Hey all,
I'm currently working on improving the dialog module. As some may know, the module isn't perfect with regards to how and and under which circumstances end-to-end calls are tracked properly. Although there are several locations in the code where additional work could assumingly raise the module's quality, I'd like to focus discussion on two major components that IMHO require refurbishment first and foremost.
Any feedback on the described issues, my proposed solutions, or anything else I haven't specifically addressed will be greatly appreciated.

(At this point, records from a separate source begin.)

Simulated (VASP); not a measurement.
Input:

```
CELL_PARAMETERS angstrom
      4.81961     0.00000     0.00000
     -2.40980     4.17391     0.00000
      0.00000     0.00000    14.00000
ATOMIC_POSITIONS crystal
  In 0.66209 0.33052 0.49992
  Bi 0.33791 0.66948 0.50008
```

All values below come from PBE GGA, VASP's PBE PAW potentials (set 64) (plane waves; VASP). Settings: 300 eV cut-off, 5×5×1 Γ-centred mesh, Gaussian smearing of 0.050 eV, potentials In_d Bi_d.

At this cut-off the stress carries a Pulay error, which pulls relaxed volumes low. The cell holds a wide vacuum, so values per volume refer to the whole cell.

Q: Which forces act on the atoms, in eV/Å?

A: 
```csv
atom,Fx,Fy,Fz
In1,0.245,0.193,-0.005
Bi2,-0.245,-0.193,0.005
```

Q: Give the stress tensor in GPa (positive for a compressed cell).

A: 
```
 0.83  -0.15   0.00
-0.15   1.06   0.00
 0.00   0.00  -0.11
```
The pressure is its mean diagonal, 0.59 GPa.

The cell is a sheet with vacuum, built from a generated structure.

Let's start with the problems and follow up with the solutions.
Problems --------
(1) When an *unconfirmed* request is received by a proxy multiple times, the dialog module will establish a new dialog for each reception where instead it should be just one. For instance, in our infrastructure, call forwardings are implemented by means of sending out messages with the request URI rewritten to a set of local balancers which will re-route the (slightly modified) request back to our proxies. When this happens, the dialog module doesn't match the subsequent, still unconfirmed request to the initial, unconfirmed request, and creates a new dialog. This erroneous behavior has several consequences, such as distorting statistics, wasting memory, and others.
(2) Forking isn't handled at all. Once you do so by, e.g., calling append_branch() in the configuration script, all branches will be mapped to the same, single dialog. Consequently, the state transition machine of the dialog is affected by each and every of these branches and will affect dialog tracking depending on the order of forked responses received. (Consider the case where one branch's 5xx response is observed first by the proxy, followed by a successful, other branch's 200. In this case, the 200 doesn't affect the dialog state positively anymore since the 5xx made it terminate prematurely.)
Solutions ---------
(1) The reason why Kamailio keeps instantiating new dialogs while it should not is that the dlg_onreq() function keeps things too simple. This function is set up as a callback to tm's TMCB_REQUEST_IN event and only refrains from its main purpose of creating new dialogs if a dialog to a given message is already established. Naturally, this does do not cover scenarios where unconfirmed requests are legitimately re-seen by a proxy as described above.
The solution is to re-use the same basic dialog matching logic that the dlg_onroute() function has with one particular exception that the yet missing To-tag for an unconfirmed dialog must not be essential for dialog matching to succeed. I managed to create a patch that implements this kind of dialog continuation and tested it accordingly. The fix was created for Kamailio 1.5 but should be rather easily portable to sip-router. In my opinion, problem (1) should be considered as a bug since it breaks correct dialog working in certain situation and therefore the patch should be included in 1.5 as well. If no one objects, I will submit it for evaluation and upstream incorporation soon.
(2) Kamailio maps all forked branches to the same dialog because they all carry the same dialog ID, i.e., Call-ID, From-tag, and To-tag. In order to differentiate, a branch ID must be introduced to the dialog module to tell dialogs apart. One way to do so would be to provide the branch index to TMCB_REQUEST_BUILT callbacks during execution of the t_forward_nonack() function (tm/t_fwd.c) . That way, the dialog module could register for that specific tm event and treat branched, unconfirmed dialogs accordingly.
A follow-up design choice that is to be made is how to treat branches once the dialog module is capable of. Two approaches come to my mind: Make the branch ID part of the dialog, thereby treating forked branches as separate dialogs; or, continue mapping branches to the same dialog but adjust the dialog state transition machine such that a forking dialog is not discarded unless all branches failed. To me, the first approach seems to be more straight as it allows to apply the same state machine logic simply to each branched dialog.
To me, a proper solution to problem (2) seems more difficult to find, and I haven't finally settled for a preferred method myself yet. That's why I'd be especially glad for any further input on this point.
Finally, please note that I've been digging into Kamailio 1.5 code most of the time because this is where I need to implement any improvements. sip-router's implementation seemed to be quite on a par with 1.5's, however, last time I checked. Naturally, I'd be helpful in getting any improvements upstream in either version allowable.
Thanks and
cheers,
--Timo